Feminist Last Naming Practices

Nontraditional Last Name Stories

Fasilidas Teshome Gebru

Fasilidas Teshome Gebru has an Ethiopian ethnic background; he is married with one child and lives in Las Vegas. His mother was a political activist who broke from Ethiopian tradition by giving him the first name Fasilidas, after the historic king of Ethipoia, rather than his father’s first name. “She hated the fact that the man’s name was the only thing that was involved in the last name of the child, so she decided that her name, which is Teshome, would also be my middle name. His last name is his father’s first name (traditionally the child’s last name is Gerbru, like his own, creating a family name.)

“There are no family names in the Ethiopian tradition,” Fasilidas explained, “so it’s kind of hard to find out who your family is, you know? It’s almost scary because when I went to Ethiopia, I was petrified of committing like, involuntary incest, because I didn’t know who was my family. So, um, there it is, I didn’t like it at all.”

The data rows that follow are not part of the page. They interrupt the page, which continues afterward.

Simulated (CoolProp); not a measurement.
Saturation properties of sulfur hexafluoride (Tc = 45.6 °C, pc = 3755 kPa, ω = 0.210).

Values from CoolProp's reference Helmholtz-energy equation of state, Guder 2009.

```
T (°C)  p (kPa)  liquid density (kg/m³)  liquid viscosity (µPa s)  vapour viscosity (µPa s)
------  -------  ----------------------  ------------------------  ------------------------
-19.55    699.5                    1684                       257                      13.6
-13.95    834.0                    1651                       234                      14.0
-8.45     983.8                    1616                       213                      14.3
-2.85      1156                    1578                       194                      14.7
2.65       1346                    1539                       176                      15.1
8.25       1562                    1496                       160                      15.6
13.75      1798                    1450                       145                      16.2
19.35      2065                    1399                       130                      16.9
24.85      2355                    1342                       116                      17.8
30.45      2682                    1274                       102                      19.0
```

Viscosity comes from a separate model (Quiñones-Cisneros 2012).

Fasilidas’s mother’s break from patronymics appeared to also offer Fasilidas an opportunity to create a patrilineal family name in line with U.S. norms, which he readily took.

His wife had asked, him “how I would feel about her keeping her last name and hyphenating it and putting my name in. And I’m like ‘absolutely not’, you know? Cus, it’s like; you feel like you’re giving your name to somebody, you know? And… I don’t know — I took pride in it. I felt that, you know, if you’re marrying me then you should want my name. You know what I mean?”